Low-income students in Milwaukee might also one day reap the benefits of a Cristo Rey Network High School education, as the organization announced last week that Marquette University’s College of Education is conducting a feasibility study to determine if a need exists in Milwaukee, and the Bradley Foundation has agreed to be the lead funder.

Bill Henk, dean of the College of Education at Marquette, said the idea arose in an informational meeting about three years ago. Enthusiasm was present, but the religious entity needed to sponsor a study wasn’t.

“I think what happened was, for whatever reason, no order stepped up….” Henk told your Catholic Herald in a telephone interview, noting that the Jesuits were, at the time, involved in establishing a Cristo Rey school in Minneapolis, in the same province.

“More recently, Marquette was kind of encouraged to take a look at the feasibility study to see if we might qualify as that religious entity, and we found out that we could.”

He said they contacted Kathleen Cepelka, superintendent for schools for the Milwaukee Archdiocese, to see if Archbishop Jerome E. Listecki would be supportive.

“He knew about the rich tradition and history of the school, and so he was immediately agreeable to it,” said Henk, whose job as a co-principal investigator is to make sure the study gets underway, is done correctly and properly reported.

Rob Birdsell, president and CEO of Cristo Rey Network, Milwaukee native and former English teacher at Marquette University High School, said that the organization was talking about the possibility of expanding to Milwaukee because of the city’s strong, Catholic presence and long history of Catholic education.

“We’re very excited to partner with the university. This is the first time a university has stepped up to lead a study so that’s very exciting to us, and the business community is actively engaged in a number of our schools around the country….” he said, naming Robert W. Baird & Co. Incorporated as an example of one that employs students as part of the curriculum for one day each week during a four-year work-study program that funds the majority of tuition.

“There’s a lot of connectivity with Cristo Rey in Milwaukee, so it just makes sense for us to … do a study to examine whether a school would be feasible,” he said.

Studies range from $100,000 to $150,000 – about $50,000 is still needed for the Milwaukee study – which will formally launch in June, to be fully funded over the year, Birdsell said.

“One of the core components of the study is to determine where need is greatest and where the site would be best located,” Birdsell said, noting that 25 percent of studies don’t lead to the creation of a school for various reasons. “We don’t want to go to a community that doesn’t need us.”

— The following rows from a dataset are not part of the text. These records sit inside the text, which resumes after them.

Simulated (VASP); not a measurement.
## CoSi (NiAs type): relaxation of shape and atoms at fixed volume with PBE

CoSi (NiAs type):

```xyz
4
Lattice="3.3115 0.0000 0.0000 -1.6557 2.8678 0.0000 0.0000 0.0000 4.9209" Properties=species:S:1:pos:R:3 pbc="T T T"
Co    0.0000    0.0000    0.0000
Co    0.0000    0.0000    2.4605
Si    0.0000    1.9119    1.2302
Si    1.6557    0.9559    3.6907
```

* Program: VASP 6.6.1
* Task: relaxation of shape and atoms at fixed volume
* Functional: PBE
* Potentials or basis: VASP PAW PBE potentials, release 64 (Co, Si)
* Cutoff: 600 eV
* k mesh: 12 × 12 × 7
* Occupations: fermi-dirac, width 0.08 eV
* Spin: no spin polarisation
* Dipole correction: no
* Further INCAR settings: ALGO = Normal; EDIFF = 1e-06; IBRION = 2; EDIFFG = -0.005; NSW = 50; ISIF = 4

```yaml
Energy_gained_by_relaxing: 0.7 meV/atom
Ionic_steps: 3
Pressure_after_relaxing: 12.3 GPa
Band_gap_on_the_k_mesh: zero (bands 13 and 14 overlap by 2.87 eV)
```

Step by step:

The study will be comprised of 300 interviews with parents and students to gauge need and determine whether they’d want to attend a school like Cristo Rey; interviews with political, educational and community leaders to determine if the community would welcome this type of school; market analyses to gauge whether there would be enough business support, critical to the school’s work-study model. It will also determine whether enough philanthropic support exists, and whether it would be part of the Milwaukee Parental Choice Program.

“It’s a market analysis and feasibility study to determine if it’s right for everybody,” said Birdsell, who noted each of the 24 Cristo Rey Network schools in 17 states and Washington D.C., serves between 400 and 600 students who cannot be admitted to another school financially or academically; many are behind by two to three grade levels.

Andy Stith, founding development director of Cristo Rey Kansas City High School in Kansas City, Mo., and currently its vice president for institutional advancement, will relocate June 4 to be the study’s feasibility director.

“He is moving his family from Kansas City to Milwaukee to lead the study, which is pretty amazing when you think about it,” Birdsell said. “He’s got three young kids and he’s uprooting them and moving to Milwaukee because … he believes so much in this project.”

Stith, a 2001 Marquette University graduate, said the task will look at the different constituencies and the educational ecosystem of existing schools to determine whether Cristo Rey would be a good addition to, and able to thrive in, Milwaukee.

Stith said he expects the process to be credible and transparent, taking all of the factors into consideration.

“I think that’s the best outcome we can hope for, and if the school goes forward, based on the results of the study, then I think that would be a great thing,” he said. “If the study comes back and says a Cristo Rey school can’t be supported or wouldn’t be something that would be needed in Milwaukee, then I think that’s an equally as valid result and I think that respecting those conclusions would also be a good thing. So, either way we come out, I think the process and how we go about ascertaining whether or not the school is a fit for Milwaukee is the important part of this.”